Friday, June 20, 2008

Inviting chaos

This article by The New Republic's David Hajdu holds two very personal attachments for me. First, the author advised me in my master's program in arts journalism; his guidance in writing and his recommendations in reading have scarcely left my mind in the year since I completed my degree.

Secondly, the invitations that Hajdu addresses by the bands Radiohead and Nine Inch Nails for fans to remix their songs have a clear analog among my own musical tastes and experiences. The 2003 album of remixed versions of songs by the Washington, DC-based band The Dismemberment Plan is a precursor to the current wave of fan-driven invention. The band is among my all-time favorites, and the album, titled "The People's History of the Dismemberment Plan," is a creative endeavor similar to Nine Inch Nails "The Limitless Potential": a collection of re-imagined songs drawn from raw tracks of individual instruments and voices. Some were done by longtime fans, others by casual listeners, and one notable contribution came from an artist who had never heard any of the Plan's music until after submitting his contribution.

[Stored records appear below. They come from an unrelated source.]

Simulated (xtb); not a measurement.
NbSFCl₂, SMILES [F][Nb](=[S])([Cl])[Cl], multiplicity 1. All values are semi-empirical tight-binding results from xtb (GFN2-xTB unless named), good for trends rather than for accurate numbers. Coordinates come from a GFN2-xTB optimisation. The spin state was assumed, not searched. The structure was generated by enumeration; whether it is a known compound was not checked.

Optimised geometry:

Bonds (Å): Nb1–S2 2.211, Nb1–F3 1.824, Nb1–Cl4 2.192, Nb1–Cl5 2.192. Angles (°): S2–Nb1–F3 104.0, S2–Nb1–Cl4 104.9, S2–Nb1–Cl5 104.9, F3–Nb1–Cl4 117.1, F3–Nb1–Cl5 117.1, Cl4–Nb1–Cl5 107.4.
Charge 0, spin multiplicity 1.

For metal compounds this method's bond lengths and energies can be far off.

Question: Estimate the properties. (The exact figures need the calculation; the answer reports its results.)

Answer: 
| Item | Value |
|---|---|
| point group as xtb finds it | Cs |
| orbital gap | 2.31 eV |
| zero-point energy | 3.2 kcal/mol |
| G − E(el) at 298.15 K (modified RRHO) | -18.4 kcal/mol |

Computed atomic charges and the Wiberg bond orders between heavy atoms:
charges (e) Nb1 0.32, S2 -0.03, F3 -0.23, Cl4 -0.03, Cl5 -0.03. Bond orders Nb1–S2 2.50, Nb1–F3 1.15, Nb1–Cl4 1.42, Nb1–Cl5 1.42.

The Plan's project was somewhat wider in scope than Trent Reznor's. Tracks from three of the band's four albums could be downloaded and remixed, more than just the two most recent releases that Reznor made available. The experiment, though conducted less than five years ago, also took place in a different era with respect to music technology. The band attempted to sell actual CDs of the remixes, rather than offer them for download.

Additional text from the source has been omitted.